Another really important post Mark. It begs the question about what we mean by principles and from where do they arise? Theory would be part of my answer, especially educational philosophy, but also from knowledge and psychology of learning. My other thought is that culture matters and supports scholarly values - openness, tolerance, truthfulness, honesty etc. which is where the profession may be struggling. With the CAR, many teachers advocated for more climate change and sustainability on the curriculum. Important as they are, especially in a heatwave! it is a mistake to lead a curriculum with issues as they do not provide the foundational knowledge pupils need to understand a multitude of issues that change over time.

Kate Sida-Nicholls's avatar

I think this is right, and it matches something I keep running into in my own research. My PhD looks at how secondary ECTs build a professional identity across their first three years, and the ECF and ITTECF are probably the clearest current example of the practices-over-principles problem you're describing here. The framework is built almost entirely around specified practices and observable mentor activity, with the rationale behind any of it often missing from how it actually gets delivered in schools.

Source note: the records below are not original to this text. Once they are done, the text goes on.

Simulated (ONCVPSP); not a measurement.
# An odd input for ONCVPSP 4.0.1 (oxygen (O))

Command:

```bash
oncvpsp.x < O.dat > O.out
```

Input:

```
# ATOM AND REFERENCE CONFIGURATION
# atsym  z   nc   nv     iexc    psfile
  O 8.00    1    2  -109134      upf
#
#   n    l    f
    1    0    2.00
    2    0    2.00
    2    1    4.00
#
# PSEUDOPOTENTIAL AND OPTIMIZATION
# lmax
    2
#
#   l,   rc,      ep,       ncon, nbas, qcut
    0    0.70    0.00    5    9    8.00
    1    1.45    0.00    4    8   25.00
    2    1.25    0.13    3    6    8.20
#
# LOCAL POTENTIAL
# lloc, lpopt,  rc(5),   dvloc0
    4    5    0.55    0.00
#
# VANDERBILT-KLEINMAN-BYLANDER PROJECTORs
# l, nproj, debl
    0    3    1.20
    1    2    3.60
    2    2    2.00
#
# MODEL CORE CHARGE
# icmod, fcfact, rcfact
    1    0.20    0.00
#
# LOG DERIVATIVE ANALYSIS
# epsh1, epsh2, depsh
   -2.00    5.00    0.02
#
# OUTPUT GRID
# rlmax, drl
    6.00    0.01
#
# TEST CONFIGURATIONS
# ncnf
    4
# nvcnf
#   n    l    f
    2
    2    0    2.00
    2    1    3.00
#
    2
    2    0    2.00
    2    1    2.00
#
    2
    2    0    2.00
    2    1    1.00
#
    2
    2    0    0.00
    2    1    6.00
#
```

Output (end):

What I found in my participants' narratives matches Berliner's prediction pretty closely: ECTs who can tell you what they're supposed to do in a mentor meeting, but who haven't been given the tools to recognise when a practice doesn't fit, or to understand why it exists at all. There's a mentor workload problem underneath this too. Mentors are delivering the framework's content under real time pressure, and that pushes even mentors who understand the principles toward checklist delivery, because the time and space to do anything else isn't there.

If the ITTECF is meant to professionalise early career teaching, my own data is making me wonder whether it's doing the opposite, training people into compliance at the exact career stage when they should be developing judgement.